Data API signals

The main function for retrieving data in the Exabel platform is data(). This function is used both to retrieve data from vendors you subscribe to, and to retrieve data that you or someone in your organization has uploaded to your namespace.

In order to use the data() function, you need to know the name of the signal you want to retrieve data for. Each signal has a unique name, consisting of a namespace and a signal identifier, separated by a period, such as namespace.signal_name. The namespace is either the namespace belonging to a vendor you subscribe to, or the namespace of your organization. The signal identifier is an identifier the uploader has chosen to identify the signal in question. The namespaces allow different vendors to upload data with the same name.

When you evaluate a data() signal, you must evaluate it for an entity. An entity can for example be a company, a brand belonging to a company, or a sector which consists of multiple companies. When a signal is evaluated for such an entity, you will get the time series associated with that signal for the given entity, if such a time series exists.

If you evaluate an unmodified data() signal, you will get the time series associated with the evaluation entities themselves. It is, however, also possible to use the signal to traverse the entity graph, which makes this a very powerful signal. By using the methods specified below, you can traverse the graph from the evaluation entities to other entities and filter or group entities according to how they are connected to other entities.

data(signal)

Retrieve the time series for the given signal that are associated with the evaluation entities.

Parameters:

signal – A data API signal name, on the format namespace.signal_name.

signal.for_type(*entity_types)

Retrieve the time series that are associated with entities of the specific entity type, following relationship paths from the evaluation entity.

This signal follows the shortest path(s) from an evaluation entity to entities of the requested type, restricted to the combined data model of the evaluation entity namespace, the target entity namespace and the global namespace.
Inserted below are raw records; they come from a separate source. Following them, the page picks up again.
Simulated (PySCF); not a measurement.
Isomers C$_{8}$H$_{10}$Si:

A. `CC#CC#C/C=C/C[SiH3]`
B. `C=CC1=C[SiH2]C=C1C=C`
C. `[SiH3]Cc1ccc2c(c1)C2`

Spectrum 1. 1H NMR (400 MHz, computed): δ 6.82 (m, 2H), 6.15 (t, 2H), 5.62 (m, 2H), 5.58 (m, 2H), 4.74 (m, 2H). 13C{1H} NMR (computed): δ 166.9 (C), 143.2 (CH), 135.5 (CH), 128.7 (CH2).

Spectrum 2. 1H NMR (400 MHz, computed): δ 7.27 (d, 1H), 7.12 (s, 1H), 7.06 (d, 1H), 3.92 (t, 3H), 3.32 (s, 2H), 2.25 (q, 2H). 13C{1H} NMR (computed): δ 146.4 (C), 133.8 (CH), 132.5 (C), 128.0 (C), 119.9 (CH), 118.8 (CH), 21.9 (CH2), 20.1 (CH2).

Although it is usually enough to specify a single entity type, it is possible to pass multiple entity types to the method. In that case, the signal follows a path through nodes with each of the specified entity types, in order, in the data model. The last entity type is the entity type for which the data signal is evaluated.

Parameters:

entity_types – The entity types to fetch the signal for, on the form namespace.entity_type, separated by commas.

signal.graph_filter(entity_type: str, entities: str | list[str])

Retrieve data only for entities that are connected to the specified entities.

This signal starts at an evaluation entity for signal and follows the shortest paths to entities of type entity_type. Only those evaluation entities that are connected to one or more of the entities are retained.

Parameters:
  • entity_type – The entity type to filter by, on the form namespace.entity_type.

  • entities – The entities to filter by, either as a single entity namespace.entity or as a list ['namespace.entity1', 'namespace.entity2'].

signal.graph_group_by(entity_type, operation)

Group and aggregate the time series by a specific entity type.

This signal follows the shortest path(s) to find the entities of the given entity type. The evaluation entities are then grouped according to which entity they are connected to, and the time series for each group are aggregated, using the specified operation.

Parameters:
  • entity_type – the entity type to group by, on the form namespace.entity_type.

  • operation – the aggregation operation, either "sum" or "mean".

Examples:

Retrieve time series directly for an evaluation entity:

data('ns.metric')

Retrieve time series for all brands that are connected to the evaluation entity:

data('ns.metric').for_type('ns.brand')

Retrieve time series for a brand that is connected to the evaluation entity through a product:

data('ns.metric').for_type('ns.brand', 'ns.product')
data('ns.metric').for_type('ns.product').for_type('ns.brand')  # Equivalent expression.

Calculate the sum of all the products sold that are connected to the evaluation entity:

data('namespace.products_sold').for_type('namespace.product').sum()

Retrieve all the data for products sold in the “Clothes” category:

data('ns.products_sold').for_type('ns.product').graph_filter('ns.category', 'ns.clothes')

Retrieve all the transactions in stores in a set of countries:

data('ns.transactions').for_type('ns.company_country')\
    .graph_filter('ns.country', ['ns.de', 'ns.fr'])

Get the sales of products, summed by category:

data('ns.products_sold').for_type('ns.product').graph_group_by('ns.category', 'sum')

In some cases, when performing the signal.graph_filter(..) operation, one can leave out the signal.for_type(..) traversal. We will then attempt to identify an associative entity type between the evaluation entity type and the filtered entity type.

Example data model

In the example above, it would be sufficient to evaluate the following signal for a company to get the time series for the “Teacher” occupation:

data('ns.jobs').graph_filter('ns.occupation', 'ns.teacher')

The user has then asked about data for the evaluation company, and the “Teacher” occupation, and we infer that we must fetch the data from the associative ns.company_and_occupation entity type.

If the associative entity is a combination of multiple entity types, one can also apply multiple filters:

data('ns.transactions')\
    .for_type('ns.category_country_channel')\
    .graph_filter('ns.category', 'ns.shoes')\
    .graph_filter('ns.channel', 'ns.online')